Houston-based Rocky Mountain Energy Corp. (RMEC), which has been on a proved reserve acquisition spree since going public last year, is negotiating a merger agreement with a larger independent, according to the CEO. The process, which is currently down to two candidates, “likely” would be structured as a sale of RMEC, with its shares exchanged for the stock of the partner.

Although the company has declined to name the two most likely candidates, John N. Ehrman, CEO, said RMEC was negotiating with “certain” companies, one on the NASDAQ board and another on the American Stock Exchange. But he also noted that a merger “is not a done deal,” and that the discussions are continuing. The junior independent only went public in May 2002 and is listed on the Over the Counter (OTC) board. In mid-February, RMEC hired the investment banker Stifel, Nicholaus & Co. for merger negotiations.

“One thing is certain,” said Ehrman. “Such an exchange of shares is based on the value of the reserves and current cash flowing properties which we own and have under contract at the time of the merger announcement, not our stock price.” On Tuesday, RMEC’s share price at midday was about 20 cents in the over-the-counter market.

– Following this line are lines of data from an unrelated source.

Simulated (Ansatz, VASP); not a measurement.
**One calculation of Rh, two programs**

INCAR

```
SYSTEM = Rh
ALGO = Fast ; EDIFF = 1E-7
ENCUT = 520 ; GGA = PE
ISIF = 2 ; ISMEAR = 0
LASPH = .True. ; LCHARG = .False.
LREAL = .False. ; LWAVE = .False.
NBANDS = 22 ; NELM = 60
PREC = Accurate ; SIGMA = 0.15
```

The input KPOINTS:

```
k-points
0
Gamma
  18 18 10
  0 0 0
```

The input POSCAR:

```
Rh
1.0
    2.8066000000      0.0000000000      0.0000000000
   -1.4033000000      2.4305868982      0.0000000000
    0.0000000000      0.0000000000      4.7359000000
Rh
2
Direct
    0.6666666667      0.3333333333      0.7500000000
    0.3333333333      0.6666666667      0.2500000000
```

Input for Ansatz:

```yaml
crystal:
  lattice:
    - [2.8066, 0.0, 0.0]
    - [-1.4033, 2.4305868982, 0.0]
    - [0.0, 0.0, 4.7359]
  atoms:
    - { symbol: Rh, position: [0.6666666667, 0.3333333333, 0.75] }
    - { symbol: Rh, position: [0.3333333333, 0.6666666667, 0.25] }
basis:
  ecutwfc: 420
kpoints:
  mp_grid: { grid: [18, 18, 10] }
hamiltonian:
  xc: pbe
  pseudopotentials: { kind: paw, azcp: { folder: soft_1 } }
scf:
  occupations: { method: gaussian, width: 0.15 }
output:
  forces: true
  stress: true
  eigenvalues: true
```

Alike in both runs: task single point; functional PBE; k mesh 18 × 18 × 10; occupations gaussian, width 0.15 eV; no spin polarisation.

“Rather than speculate regarding what those whose interests are opposite to our shareholders are doing, I would rather focus on fundamentals,” he said. “We have made ourselves attractive to several NASDAQ and American Exchange companies who put a premium value on the assets, reserves and cash flows being purchased.”

Ehrman said the company had been “bombarded with e-mails telling us to get off” the OTC board. “There are only two ways that I know of to address the short-sellers,” he said, “good fundamentals which they cannot resist once market forces kick in, and a merger into a company that is not on the OTCBB.” He said RMEC had been “hard at work with an oil company in Wyoming that is on the NASDAQ. A merger here would get us off of the OTCBB. The company currently trades at $6.00 per share. We bring a great deal of potential to the merger candidate. They have some production, but our contracts greatly increase that by multiples.”

The RMEC CEO regularly updates his shareholders with “letters” posted on the company’s web site (www.rockymountain.cc), where he bashes the short sellers and reminds enthusiasts that the company is dedicated to generating cash flow. He also updates investors about potential acquisitions — and RMEC has several possibles in the pipeline.

In the past few months, RMEC has purchased several Rocky Mountain assets, including acreage in Colorado, Wyoming, New Mexico, Utah and Nebraska (see Daily GPI, Feb. 6). On Tuesday, RMEC said it has begun developing a 20-well initial program with the first of 200 wells on 16,800 acres in the field located just east of the prolific Trinidad Gas field.

The reserve estimates of the company’s position in the Trinidad field is 200 Bcf. The 20 wells to be drilled will be owned 50% by RMEC. Each well is estimated to contain 2 Bcf, or 1 Bcf net to the company’s interest.

“In beginning our development of this field, we are turning non-producing assets into cash-producing assets,” said Ehrman. “The estimated 200 Bcf in this field needs to be brought on line as soon as possible to take advantage of current gas prices, which are projected by many investment firms to stay at or above $5.50/Mcf for the remainder of the year.” Drilling is scheduled to begin April 15 to coincide with spring thaw in the Raton Pass area.

The economics of a shallow gas well to 1,200 feet are budgeted at $150,000 per well. RMEC estimated that at an average of 300 Mcf/d, with gas prices at $5.50/Mcf, “each well would pay back every four months at $40,000 per month net. There is little decline and reserves last an estimated 25 years.” Net to RMEC at current prices is anticipated to be $20,000 per month per well versus $75,000 cost per well. RMEC’s partner, Cimarron Resources LLC, will carry the remaining 50% of the development cost and operate the first 20 wells through drilling.

“We should continue drilling and turning our cash flow back into the field to develop it to full potential. The long life cycle of these reserves is the kind of production we want to build this company on,” Ehrman said.